C++ - passing parameter by reference in a function which returns int

Question

I have created a C++ program in order to test the functionality of passing parameters by reference for functions.

#include <iostream>

using namespace std;

int f(int &b) {
    b = b + 1;
    cout << b << endl;
    return b;
}

int main() {
    int t = 10;

    cout << f(t) << " " << t << endl;
    //cout << f(&t) << " " << t << endl;

    system("PAUSE");

    return 0;
}

Could you please explain to me why does this program won't affect the value of t after the execution of the f function? The b parameter in passed be reference, so I thought that it's value would change after the execution of the program because I am working with the actual variable from the main function, not a copy of it. In this case, I would expect it to be 11, but it's not affected by the execution of the program.

Why is this happening?

Answer 1

The value of t does get incremented. You'll see this if you split the output statement in two:

cout << f(t) << endl;
cout << t << endl;

With your original single output statement:

cout << f(t) << " " << t << endl;

the compiler is free to evaluate t before f(t), producing in the output you're seeing. For more info, see cout << order of call to functions it prints?

Answer 2

Your code has undefined behavior, because it is not defined at what point in a statement side-effects take place.

It's similar to

cout << i++ << ++i;

Depending on compiler, you might get different results.

Answer 3

I would imagine that you are running into issues involving sequence points. You are modifying and printing the value of t in the same expression.

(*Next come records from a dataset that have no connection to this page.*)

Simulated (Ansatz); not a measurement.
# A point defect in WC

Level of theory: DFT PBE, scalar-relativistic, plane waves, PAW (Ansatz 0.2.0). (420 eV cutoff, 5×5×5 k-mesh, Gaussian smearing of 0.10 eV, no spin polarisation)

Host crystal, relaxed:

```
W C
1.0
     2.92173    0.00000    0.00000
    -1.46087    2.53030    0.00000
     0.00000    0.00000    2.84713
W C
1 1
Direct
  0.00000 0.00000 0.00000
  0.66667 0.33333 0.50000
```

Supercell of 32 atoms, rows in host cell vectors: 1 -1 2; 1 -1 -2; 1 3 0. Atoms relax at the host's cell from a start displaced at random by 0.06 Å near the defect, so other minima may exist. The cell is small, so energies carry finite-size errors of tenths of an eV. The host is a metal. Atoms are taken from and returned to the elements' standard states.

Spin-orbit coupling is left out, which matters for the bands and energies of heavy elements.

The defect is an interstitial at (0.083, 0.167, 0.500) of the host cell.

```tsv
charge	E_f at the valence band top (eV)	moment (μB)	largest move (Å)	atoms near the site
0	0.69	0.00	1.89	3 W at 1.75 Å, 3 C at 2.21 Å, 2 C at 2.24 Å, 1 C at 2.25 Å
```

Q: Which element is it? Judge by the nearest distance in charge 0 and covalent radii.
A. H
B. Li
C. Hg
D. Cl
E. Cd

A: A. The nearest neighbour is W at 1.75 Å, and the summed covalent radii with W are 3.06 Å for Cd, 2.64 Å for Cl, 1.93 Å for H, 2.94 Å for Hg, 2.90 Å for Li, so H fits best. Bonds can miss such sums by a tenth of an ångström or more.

The order in which the compiler decides to evaluate t and when it decides evaluate f(t) is undefined. So the function simply may not be called first like you would think.

If you break up the printing into two statements, then you will see that t is in fact changed. For example:

cout << f(t) << " ";
cout << t << endl;

would have the output you expect.

Answer 4

The language doesn't specify the order in which operator arguments are evaluated, so it's unspecified whether your cout expression takes the value of t before or after the function call.

You will see the expected result if you introduce a sequence point, perhaps by splitting it into two expressions:

cout << f(t) << " ";
cout << t << endl;

Answer 5

You're tripping over output order. As pointed out, t does get incremented, but you may be confusing yourself over the order of the output.

However, I like to sidetrack from questions a bit and try to figure out how to get people to understand not just the immediate problem but why they are having difficulty in the first place, and here it's pretty clear to me.

You need to learn the debugger.

By using one, you can step through your code and see the value of t at any given point and also see, with hardly any effort on your part, that it does indeed get incremented (including exactly when and how). You'll also just gain a much better understanding of how code works by tracing through it with a debugger including concepts like recursion.

I recommended you get started on this immediately, as it will open your eyes to how the code actually works without guessing your way through it with output statements.